Barry's PrimeBase Development: Ideas for BLOB streaming

Tuesday, October 14, 2008

Ideas for BLOB streaming

Hi,

How that I have the latest release of PBMS out the door I thought I would post some of the ideas I have had for possible ways in which the BLOB streaming engine could be expanded upon.

What if the BLOB streaming engine supported the idea of having it's own BLOB storage engines that could be plugged into it the same way that storage engines are plugged into MySQL. The API for these BLOB storage engines would be dead simple, all they would need to support would be a 'get', 'put', and 'delete' method. The BLOB streaming engine would handle the reference counting and still provide the simple HTTP server for direct access to the BLOBs but the BLOB engines would handle how and where the actual BLOB data would be stored.
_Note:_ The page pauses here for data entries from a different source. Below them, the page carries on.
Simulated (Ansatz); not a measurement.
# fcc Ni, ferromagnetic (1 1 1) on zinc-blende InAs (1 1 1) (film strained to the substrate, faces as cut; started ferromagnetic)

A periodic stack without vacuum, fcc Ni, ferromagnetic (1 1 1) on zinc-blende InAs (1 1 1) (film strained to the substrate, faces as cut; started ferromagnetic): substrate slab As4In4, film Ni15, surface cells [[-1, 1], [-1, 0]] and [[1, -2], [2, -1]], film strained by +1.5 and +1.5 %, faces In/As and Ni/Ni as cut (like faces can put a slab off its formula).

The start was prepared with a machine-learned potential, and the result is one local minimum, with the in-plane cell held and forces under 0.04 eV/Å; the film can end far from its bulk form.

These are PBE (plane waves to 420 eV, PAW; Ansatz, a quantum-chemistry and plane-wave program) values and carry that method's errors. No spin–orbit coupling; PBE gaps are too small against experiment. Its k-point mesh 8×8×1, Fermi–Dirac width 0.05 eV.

Currently the blob data is stored locally in blob repository files, which is very efficient but may not be ideal for some applications. Here are a few ideas I have had for possible BLOB storage engines:

File Storage: This storage engine would just store the blobs in individual files. It may be of interest to applications where they want to be able to directly grab the data such a web application where the data is directly read by the web server.
Amazon S3 Storage: This storage engine would store the BLOBs in Amazon S3 buckets. This BLOB storage engine would be of interest to applications that deal with massive amounts of data and need a highly scalable storage solution.
Mirrored Storage: This storage engine would replicate the BLOBs to multiple geographical locations so that requests for the data could be directed to the closest mirrored site.
Load Balancing Storage: This storage engine would have the ability to move the BLOB data around to from one storage location to another to try to optimize it's access time or more evenly distribute the storage load on different servers.
Wally Storage: This engine wouldn't actually store anything and would reply to any request for data that it will have it for them by Wednesday. This would be of interest to applications that are forced to store data that they know nobody will ever actually want.

To allow for more flexibility in the BLOB storage engines the BLOB streaming engine would have to be able to handle a redirect reply from the BLOB storage engines. This redirect could be handled inside of the PBMS client API so that an application requesting a BLOB via the API would never need to know anything about the redirect that took place.

This concept would allow the manner and location in which BLOBs are stored to be completely decoupled from the database and database server.

Barry